The Valley of Roses

The Valley of Roses sits at the foot of the High Atlas Mountains in Morocco, where the mountains meet the Dadès Valley. It is irrigated by the Asif M’Goun river and its main village is Kelaat M’Gouna.

Rose cultivation takes place in two distinct geographical areas: the first begins at around 10 km from Kelaat M’Gouna village and continues for 10 km, ending near the town of Boumalne Dadès.

The second growing area, and by far the most important and most interesting to tourists, begins at Kelaat M’Gouna and continues along a secondary road that climbs due north to the village of Bou Tharar at its far end. This offers around thirty uninterrupted kilometres of rose cultivation along the wadi. This verdant valley, lying beneath an ochre canyon, is an incredibly beautiful landscape and is one of Morocco’s major tourist sites.

Sightseeing in the Valley of Roses

There are numerous sightseeing options in the valley:

2-day trip:

Starting from Kelaat M’Gouna, following the riverbed. Go past two quite surreal yet very photogenic partially-abandoned ksours, before continuing towards the village of Tabarkhacht. The first leg of the route ends in the village of Hadida in the heart of the Valley of Roses, a unique setting. You will have covered approximately 17 km on foot. Several accommodation options are available for spending the night in the village of Hadida, including the Kasbah des Roses, which distils roses on site, and which you can visit. You can also purchase certified organic rose products there. This trip can be made using muleteers to carry bags and other heavy items, as well as children.
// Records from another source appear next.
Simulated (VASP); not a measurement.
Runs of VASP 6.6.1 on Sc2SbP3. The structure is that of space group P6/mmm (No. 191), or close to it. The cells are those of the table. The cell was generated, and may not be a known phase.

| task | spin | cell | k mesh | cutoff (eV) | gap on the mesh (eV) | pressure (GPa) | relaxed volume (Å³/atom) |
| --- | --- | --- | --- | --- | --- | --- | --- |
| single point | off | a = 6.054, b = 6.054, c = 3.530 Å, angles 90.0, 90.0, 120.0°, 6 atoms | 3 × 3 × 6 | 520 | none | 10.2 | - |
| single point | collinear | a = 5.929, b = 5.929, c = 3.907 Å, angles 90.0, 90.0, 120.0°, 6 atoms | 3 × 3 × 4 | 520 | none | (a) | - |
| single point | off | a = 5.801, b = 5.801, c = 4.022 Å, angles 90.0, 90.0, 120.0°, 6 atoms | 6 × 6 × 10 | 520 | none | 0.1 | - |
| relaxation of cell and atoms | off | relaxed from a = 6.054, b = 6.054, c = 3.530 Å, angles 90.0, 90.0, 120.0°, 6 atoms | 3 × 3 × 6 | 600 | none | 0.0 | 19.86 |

On the second day, departing from the village of Hadida, continue the journey along the riverbed, surrounded by steep ochre cliffs, to Tourbist, a charming little authentic village. The route ends in Bou Tharar, which is undoubtedly one of the most beautiful villages in the Valley of Roses.

This second leg of the journey is even more attractive and not to be missed if taking a 1-day walk from Hadida.

If you only have a few hours, the best option is to leave from the Kasbah des Roses in the village of Hadida, and join the riverbed below. Pass by a wooden ford to reach the other side of the river and find the true heart of the Valley of Roses. Lose yourself in its maze of tiny unspoilt paths before reaching Tourbist.

Although the Valley of Roses offers a uniquely special charm during the rose blossoming season, its charm continues throughout the year. Each season has its attraction: in summer, the mountain climate and bathing in the river offer a cooler alternative for those who find the heat of the savannah stifling; spring has its blossoming roses; autumn enjoys perfect temperatures and the clear sky is at its best for stargazing, while in winter the days are sunny and ideal for excursions on foot or by 4×4.

The souk, the local market

A large souk is held once a week in the village of Kelaat M’Gouna. Producers from across the region come to sell their products in a friendly atmosphere. Prices at the market, which sells craft products as well as foodstuffs, are cheaper than in traditional shops.

Other tourist sites to visit

There are many excursions led by an experienced tour guide departing from the villages of Hadida and Bou Tharar to the summit of Ighil M’Goun, the Agouti gorges, the Aitmrou gorges or the more famous Dadès and Todra gorges. The Valley of Roses is located at the confluence of the most important sites in southern Morocco, such as the Merzouga dunes, the Drâa Valley towards Zagora, as well as Jbel Saghro, between the High Atlas Mountains and the Sahara desert.

The Rose Festival

The Rose Festival or Moussem of Roses takes place on the second weekend in May and lasts for two days. Many festivities take place, including performances by folk groups and the Miss Roses contest, whose winner then takes part in a procession on a decorated float. Traders from all over the region come to sell their specialities and handicraft products. This rather ‘kitsch’ festival would be even more beautiful if real roses were used, rather than plastic flowers and artificial rose scents. However, we predict that the event will soon become a celebration of the real thing.